Documents reviewed are listed in the Attachment to this report.

This inspection constituted one routine surveillance testing sample as defined in IP 71111.22, Sections-02 and-05.

b. Findings

No findings were identified.

1EP6 Drill Evaluation

.1 Emergency Preparedness Drill Observation

a. Inspection Scope

The inspectors evaluated the conduct of a routine licensee emergency drills on July 26, 2016, and on September 13, 2016, to identify any weaknesses and deficiencies in classification, notification, and protective action recommendation development activities. The inspectors observed emergency response operations in the simulator control room and operations support center to determine whether the event classification, notifications, and protective action recommendations were performed in accordance with procedures. The inspectors also attended the licensee drill critique to compare any inspector-observed weakness with those identified by the licensee staff in order to evaluate the critique and to verify whether the licensee staff was properly identifying weaknesses and entering them into the corrective action program. As part of the inspection, the inspectors reviewed the drill package and other documents listed in the Attachment to this report.

These emergency preparedness drill inspections constituted two samples as defined in IP 71114.06-06.

b. Findings

No findings were identified.

RADIATION SAFETY

2RS6 Radioactive Gaseous and Liquid Effluent Treatment

.1 Walk-downs and Observations

a. Inspection Scope

The inspectors walked down select effluent radiation monitoring systems to evaluate whether the monitor configurations aligned with Offsite Dose Calculation Manual (ODCM)descriptions and to observe the materiel condition of the systems.

The inspectors walked down selected components of the gaseous and liquid discharge systems to evaluate whether equipment configuration and flow paths align with plant documentation and to assess equipment materiel condition. The inspectors also assessed whether there were potential unmonitored release points, building alterations which could impact effluent controls, and ventilation system leakage that communicated directly with the environment.

For equipment or areas associated with the systems selected for review that were not readily accessible, the inspectors reviewed the licensee's materiel condition surveillance records.

The inspectors walked down filtered ventilation systems to assess for conditions such as degraded high-efficiency particulate air/charcoal banks, improper alignment, or system installation issues that would impact the performance or the effluent monitoring capability of the effluent system.
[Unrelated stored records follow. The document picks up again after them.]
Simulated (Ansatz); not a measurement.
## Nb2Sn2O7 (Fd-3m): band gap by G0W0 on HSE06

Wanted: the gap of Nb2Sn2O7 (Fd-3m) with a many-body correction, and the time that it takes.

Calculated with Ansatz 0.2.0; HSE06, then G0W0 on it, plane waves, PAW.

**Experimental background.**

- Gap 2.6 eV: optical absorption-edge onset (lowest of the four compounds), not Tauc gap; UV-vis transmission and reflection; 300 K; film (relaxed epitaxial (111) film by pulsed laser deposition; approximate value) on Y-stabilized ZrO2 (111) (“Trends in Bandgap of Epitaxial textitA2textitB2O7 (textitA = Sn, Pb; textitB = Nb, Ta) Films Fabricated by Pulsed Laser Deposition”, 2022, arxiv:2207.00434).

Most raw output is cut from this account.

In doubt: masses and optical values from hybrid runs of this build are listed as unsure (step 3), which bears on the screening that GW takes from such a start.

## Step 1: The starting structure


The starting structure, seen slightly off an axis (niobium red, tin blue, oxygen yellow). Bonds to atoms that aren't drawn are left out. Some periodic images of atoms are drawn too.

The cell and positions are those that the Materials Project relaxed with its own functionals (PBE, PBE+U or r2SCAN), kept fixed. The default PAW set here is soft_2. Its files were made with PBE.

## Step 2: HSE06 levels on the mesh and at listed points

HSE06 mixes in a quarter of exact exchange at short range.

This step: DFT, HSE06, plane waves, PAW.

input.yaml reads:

As available, the inspectors observed selected portions of the routine processing and discharge of radioactive gaseous effluent to evaluate whether appropriate treatment equipment was used and the processing activities aligned with discharge permits.

The inspectors determined if the licensee has made significant changes to their effluent release points.

As available, the inspectors observed selected portions of the routine processing and discharging of liquid waste to determine if appropriate effluent treatment equipment was being used and that radioactive liquid waste was being processed and discharged in accordance with procedure requirements and aligned with discharge permits.

These inspection activities constituted one complete sample as defined in Inspection Procedure (IP) 71124.06-05.

b. Findings

No findings were identified.

.2 Calibration and Testing Program

a. Inspection Scope

The inspectors reviewed calibration and functional tests for select effluent monitors to evaluate whether they were performed consistent with the ODCM. The inspectors assessed whether National Institute of Standards and Technology traceable sources were used, primary calibration represented the plant nuclide mix, secondary calibrations verified the primary calibration, and calibration encompassed the alarm set points.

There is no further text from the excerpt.